Science

Science and Politics

Friday, 9th December 2016

From Dec. 9, 2016

https://www.city-journal.org/html/real-war-science-14782.html

Well, I think it’s safe to say that I disagreed with pretty much everything in this article, but the reason for posting it is that it is at least an argument. The argument is that the real group that is opposed to science is the left. Now, I think the categories of Left and Right obscure more than they illuminate, and this article trades on those obscurities. The left is treated as a monolith, and so the only “diversity” in science that the writer cares about, and the one he thinks is missing, are voices from the right. He argues that the left is more interested in character assassination than real science. He argues that the real politicization of science lies on the left, and the right is pursuing disinterested research by considering all the options rather than ruling some out of court in advance because they are not “politically correct” (a phrase I have always hated, and which, to his credit, he doesn’t actually use, but which nevertheless hovers over the essay).

I think every one of his points can be addressed. Is the “left”‘s record in science perfect? Of course not (depending, again, on how we’re defining the “left”, which remains a very fuzzy category, as does, for that matter, the “right”). We could adopt the favorite tactic of some on the right – we could say “but the right is worse!!!”. But that doesn’t get us anywhere. I think the more interesting thing here is, in fact, not scientific at all but philosophical. There is a model of science being assumed in this essay that seems, to put it mildly, outdated, in an age of complexity theory, cybernetics, and so forth. The models are not as simple and straightforward as this writer seems to think they ideally should be.

The essay ends as follows: “To preserve their integrity, scientists should avoid politics and embrace the skeptical rigor that their profession requires. They need to start welcoming conservatives and others who will spot their biases and violate their taboos. Making these changes won’t be easy, but the first step is simple: stop pretending that the threats to science are coming from the Right. Look in the other direction—or in the mirror.”

Many problems here. Can scientists “avoid politics”? Really? Is it really the case that the left infuses science with politics whereas the right conducts disinterested research? Really? And, will conservatives really be the ones to spot biases and taboos? Can they spot their own biases and taboos? Of course not.

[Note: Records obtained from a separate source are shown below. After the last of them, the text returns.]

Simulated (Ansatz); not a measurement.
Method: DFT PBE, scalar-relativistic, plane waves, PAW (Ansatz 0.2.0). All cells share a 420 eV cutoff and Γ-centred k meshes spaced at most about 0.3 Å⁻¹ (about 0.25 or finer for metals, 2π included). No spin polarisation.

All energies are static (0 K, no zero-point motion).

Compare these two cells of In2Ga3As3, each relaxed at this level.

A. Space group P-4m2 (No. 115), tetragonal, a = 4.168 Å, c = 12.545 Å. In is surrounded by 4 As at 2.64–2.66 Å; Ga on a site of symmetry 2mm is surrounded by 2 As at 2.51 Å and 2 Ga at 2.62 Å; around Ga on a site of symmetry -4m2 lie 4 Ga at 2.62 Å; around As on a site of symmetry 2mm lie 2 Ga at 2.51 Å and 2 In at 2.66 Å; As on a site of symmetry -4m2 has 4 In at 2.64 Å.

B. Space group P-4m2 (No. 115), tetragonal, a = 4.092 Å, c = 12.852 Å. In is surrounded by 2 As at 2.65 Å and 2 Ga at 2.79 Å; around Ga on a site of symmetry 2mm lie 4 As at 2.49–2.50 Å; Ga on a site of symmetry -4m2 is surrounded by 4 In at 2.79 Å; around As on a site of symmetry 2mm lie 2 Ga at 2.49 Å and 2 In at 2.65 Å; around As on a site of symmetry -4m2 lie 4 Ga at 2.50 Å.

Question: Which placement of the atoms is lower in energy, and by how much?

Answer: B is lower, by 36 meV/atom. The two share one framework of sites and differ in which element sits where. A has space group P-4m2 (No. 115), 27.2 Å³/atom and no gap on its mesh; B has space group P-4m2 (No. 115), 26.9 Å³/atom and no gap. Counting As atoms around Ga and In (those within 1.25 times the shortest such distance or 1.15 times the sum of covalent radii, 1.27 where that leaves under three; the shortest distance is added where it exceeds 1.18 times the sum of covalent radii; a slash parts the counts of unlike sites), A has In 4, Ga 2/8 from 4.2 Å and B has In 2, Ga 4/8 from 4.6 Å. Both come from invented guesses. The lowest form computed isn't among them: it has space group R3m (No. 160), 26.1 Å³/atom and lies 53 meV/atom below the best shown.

Science is hard. It’s hard to do well. There are checks and balances, but they don’t lie in politicizing science the way that this writer wants to do, by positioning conservatives as the true rational voices and the left as political and as having agendas. That’s so obviously self-serving it’s hard to take seriously. There are better ways – interdisciplinarity, for instance, the real kind, not the kind that administrators promote, is one way. The limits on scientific imagination do not come so much from political constraints and agendas as the inability to think past the models that have worked well in the past. There would be other ways. None of them would involve the politicization that this writer wants to engage in, the framing of the left as essentially agenda-driven while the right is essentially reason-driven. That’s a framing no one should fall for.